Design of a guided beam hammock suspension

len         length of the beam in m
w           width of the beam in m
t            thickness of the beam in m
ymod    Young's modulus of the material of the beam in GPa
sel         number denoting the selected result.
              Use 1 for spring constant in X axis and 2 for spring constant in Y axis and 3 for spring constant in Z axis

guided beam hammock suspension


A hammock suspension, sometimes called as fixed-fixed flexure shown above is formed of four identical guided beams joined at the corner of a central mass. Guided beam is a common type of beam used in MEMS which has one end fixed and the other end is guided. For analysis, each guided beam can be considered as two cantilevers in series.

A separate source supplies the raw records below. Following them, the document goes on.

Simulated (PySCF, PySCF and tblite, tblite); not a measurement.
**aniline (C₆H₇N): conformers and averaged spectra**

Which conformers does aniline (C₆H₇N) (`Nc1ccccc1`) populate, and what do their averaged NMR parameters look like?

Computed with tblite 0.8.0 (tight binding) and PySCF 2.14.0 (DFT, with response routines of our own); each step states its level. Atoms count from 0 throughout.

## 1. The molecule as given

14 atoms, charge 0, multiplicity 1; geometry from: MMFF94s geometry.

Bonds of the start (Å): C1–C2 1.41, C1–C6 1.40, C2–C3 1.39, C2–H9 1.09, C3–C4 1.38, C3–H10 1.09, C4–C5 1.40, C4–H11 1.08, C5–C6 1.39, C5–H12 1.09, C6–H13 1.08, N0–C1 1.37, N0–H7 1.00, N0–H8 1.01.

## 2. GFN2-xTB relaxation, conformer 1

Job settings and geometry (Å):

In this analysis all four beams are considered in calculating the effective spring constant of the suspension. If you wish to find the spring constant for just one beam, divide the result by 4 since the four beams are in parallel.

The suspension allows lateral movement in the X axis and vertical movement in Z axis. It is often used for comb drives, MEMS switches and MEMS varactor. It also has an out-of-plane movement perpendicular to the plane of the mass in Z direction. The stiffness in these two directions can be varied by changing the width to thickness ratio of the beam. This suspension is very stiff in the axial Y direction, but introduces a non-linear factor to it. The stiffness of this suspension in all the three axis directions can be found out using this design interface.

The plot shows lateral to vertical stiffness ratio (stiffness in X over Z) over the ratio of width to thickness (w / t) of the beam when the length is held constant. Increase the thickness to improve the sensitivity to lateral movement.


-The beam has uniform rectangular cross section.
-The beam has small deflection and has small angle or rotation
-No axial loading and no shear deformation.
-Residual stress is not considered.  The beam will buckle if residual stress is more than the critical stress.
-Only bending effects are considered. Axial deformations are assumed to be small compared to bending effects.